According to the Associated Press, Qatar will resume subsidizing the salaries of public employees by sending fuel to the Gaza Strip. The Qatari fuel will be sent to Gaza from Egypt, and Hamas will resell it to help cover its payroll. According to the Hamas administration’s Information Bureau, the terrorist group will be paying those salaries directly next Monday, through banks in the Gaza Strip.
In previous years, the financial capacity of the terrorist organization Hamas covered between 8 and 10 annual salaries to its officials in the Gaza Strip, to the tune of NIS 1,200 ($400). These checks were doled out every 40 to 45 days. But on Thursday, the Hamas government’s Finance Ministry in the Gaza Strip announced across the board raises to all its officials.

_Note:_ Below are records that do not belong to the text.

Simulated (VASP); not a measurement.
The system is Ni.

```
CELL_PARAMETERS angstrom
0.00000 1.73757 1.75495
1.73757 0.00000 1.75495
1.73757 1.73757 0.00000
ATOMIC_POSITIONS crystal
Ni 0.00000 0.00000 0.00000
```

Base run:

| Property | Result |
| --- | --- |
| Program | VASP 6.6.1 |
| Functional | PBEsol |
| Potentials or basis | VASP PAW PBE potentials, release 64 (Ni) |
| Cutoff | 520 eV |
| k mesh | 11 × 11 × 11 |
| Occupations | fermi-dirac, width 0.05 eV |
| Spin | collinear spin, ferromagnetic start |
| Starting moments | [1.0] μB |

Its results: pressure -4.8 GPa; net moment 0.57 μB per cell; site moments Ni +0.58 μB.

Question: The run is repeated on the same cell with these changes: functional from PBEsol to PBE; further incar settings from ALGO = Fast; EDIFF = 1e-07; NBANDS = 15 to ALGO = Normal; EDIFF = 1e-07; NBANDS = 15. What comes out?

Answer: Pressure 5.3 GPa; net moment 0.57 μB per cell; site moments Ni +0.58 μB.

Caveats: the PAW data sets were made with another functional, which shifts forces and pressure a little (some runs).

Hamas employs about 50,000 civil servants of varying ranks in Gaza, including teachers and doctors.
The increase is expected to run from NIS 1,500 ($500) to NIS 1,800 ($600), depending on the official’s position in government. Israel Hayom did the math and concluded that the raises mean that the amount of the monthly Qatari grant that helps pay the Hamas salaries has gone up to $10 million. The original amount, when Qatar entered the scene to help the Hamas government meet its financial obligations, was estimated at $5 million each month.
PM Naftali Bennett’s office said in September, after the announcement of Israeli contacts with Qatari over the money: “As was officially announced, the Qatari grant to the needy in the Gaza Strip has been regulated by a mechanism in cooperation with the UN, with the grant being transferred in coupons and not in suitcases with cash as has happened in the past.”
However, with the cash now coming directly from the Hamas transactions with Qatari oil, it’s unclear who should issue those promised coupons. In reality, Hamas and no one else are in full control of the money.
Defense Minister Benny Gantz was also fooled, judging by his statement in September claiming that “as part of this policy, we also decided to change and improve Qatar’s humanitarian aid delivery mechanism to the people of the Strip, to make sure that the money goes to those who really need it. For this purpose, I kept in touch with officials in Qatar, who understood the Israeli need and I thank them for that.”
It’s true that before Operation Guardian of the Walls last May, Qatar transferred money to cover Hamas salaries in suitcases full of cash, a practice that the Lapid-Bennett government promised to change. And so, over the summer, Instead of handing out a hundred dollars per family, each family could withdraw cash in shekels in grocery stores, through a UN-controlled mechanism that allowed USD cash to be withdrawn in shekels.
As of next Monday, Hamas will also be capitalizing on an oil windfall that no one – not the UN, and not Israel – can control.